The application of Habakkuk's words is modified in accordance with our hope by the same divine Spirit Who inspired the prophet. “For the vision is for a time, and it shall shoot forth at the end, and not in vain: though he should tarry, wait for him; for he will surely be come and will not delay.” So runs Hab. 2:3 in the Sept. Christ's first coming and work give occasion for the beautiful and true modification in our paraphrase, while the prophecy abides in all its undiminished force for those who received Him, and others like them up to the end. For the Christian the known person of Christ shines; He is all. Death is in no sense our hope, but the coming of the Bridegroom, not the mere fulfillment of the vision. If we depart to be with Him meanwhile, it is far better than remaining here absent from the Lord. Present, or absent, we are still waiting, as He is, Who will surely be come and not tarry. Times and seasons have do with “the day of the Lord,” when execution of divine judgment comes on the world, not on the dead yet, but the quick. “The coming or presence of the Lord,” as the hope of the heavenly saints, is altogether independent of the revelation of earthly events, as it is before their accomplishment; and therefore is that hope precisely the same for us now as for those in apostolic times.
Christendom fell away, though never so much as in the last century and half, into the dream of the church triumphant, not suffering, and of a worldwide victory for the gospel during the Lord's absence. All distinctive truth and heavenly hope are surrendered by an error as stupendous for principle as for practice. For it levels the N. T. to the footing of the O.T., and obscures, where it does not destroy, the characteristic force of both. The result for thoughtful minds, we say not for believers, is an enormous impulse given, both to superstition, which in its blindness seeks to amalgamate Judaism and Christianity, and to rationalism, which has no faith in the word of God, and no divinely given perception of either, as Christ is little to both.

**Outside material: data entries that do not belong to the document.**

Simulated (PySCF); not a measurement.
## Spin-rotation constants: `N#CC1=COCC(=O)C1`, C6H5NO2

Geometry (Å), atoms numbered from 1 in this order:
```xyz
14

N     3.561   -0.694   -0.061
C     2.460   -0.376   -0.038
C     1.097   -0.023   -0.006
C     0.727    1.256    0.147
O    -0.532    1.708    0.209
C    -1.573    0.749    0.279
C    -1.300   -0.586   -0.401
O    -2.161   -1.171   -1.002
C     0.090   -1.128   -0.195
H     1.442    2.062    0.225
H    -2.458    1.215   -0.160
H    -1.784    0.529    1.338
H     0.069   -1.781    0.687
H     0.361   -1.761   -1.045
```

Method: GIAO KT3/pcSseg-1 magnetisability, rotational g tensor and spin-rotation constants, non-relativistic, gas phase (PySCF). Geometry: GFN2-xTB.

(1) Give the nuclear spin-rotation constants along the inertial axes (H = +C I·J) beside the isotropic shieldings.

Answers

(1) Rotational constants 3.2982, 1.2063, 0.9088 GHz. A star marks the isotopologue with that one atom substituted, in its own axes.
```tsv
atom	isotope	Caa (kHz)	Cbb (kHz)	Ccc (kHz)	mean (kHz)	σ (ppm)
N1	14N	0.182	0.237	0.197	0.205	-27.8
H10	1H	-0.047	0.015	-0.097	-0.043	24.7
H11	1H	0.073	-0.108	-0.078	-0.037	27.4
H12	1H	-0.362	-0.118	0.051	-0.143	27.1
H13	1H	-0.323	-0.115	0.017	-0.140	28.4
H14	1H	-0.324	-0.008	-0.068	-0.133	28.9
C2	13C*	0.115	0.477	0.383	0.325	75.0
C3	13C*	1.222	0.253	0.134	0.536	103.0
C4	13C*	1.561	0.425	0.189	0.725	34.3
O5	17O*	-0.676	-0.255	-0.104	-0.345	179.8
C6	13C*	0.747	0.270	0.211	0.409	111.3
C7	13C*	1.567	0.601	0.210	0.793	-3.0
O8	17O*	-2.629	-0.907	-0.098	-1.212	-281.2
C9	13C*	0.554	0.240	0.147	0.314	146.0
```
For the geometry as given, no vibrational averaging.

But the language of the prophet in the verse (4) that follows is also turned to suited and serious use: “It he should draw back, my soul hath no pleasure in him; but the just one shall live by faith in (of) me.” It is plain that in this epistle the order is adapted to the object in hand, which is not to enforce justification by faith as in Rom. 1:17, nor to set aside the interpolation of the law in opposition to grace as in Gal. 3:11, but to insist on faith as the power of life, and this too practically, as in all else: of which the chapter that follows is the weighty and interesting illustration.
If the true reading here is, as it appears to be on adequate authority, “my just (or righteous) one,” it is excellent sense, as testifying God's appreciation of the one who walked in faith and righteousness—of the power of his life. In contrast is “his soul which is lifted up,” instead of dependent on God and His word. Like Cain, there was no uprightness in him, but evil works and hatred, the end of which is drawing back to perdition: nothing more offensive to God. The notion for which Delitzsch very improperly contended, that “thy righteous one” is the necessary subject of the sorrowful supposition that here follows, is quite unfounded, as ought to have been plain from verse 39 which encourages every believer. Never does the Holy Spirit lead such an one to a doubt; but many a professor does draw back to his ruin. W. K.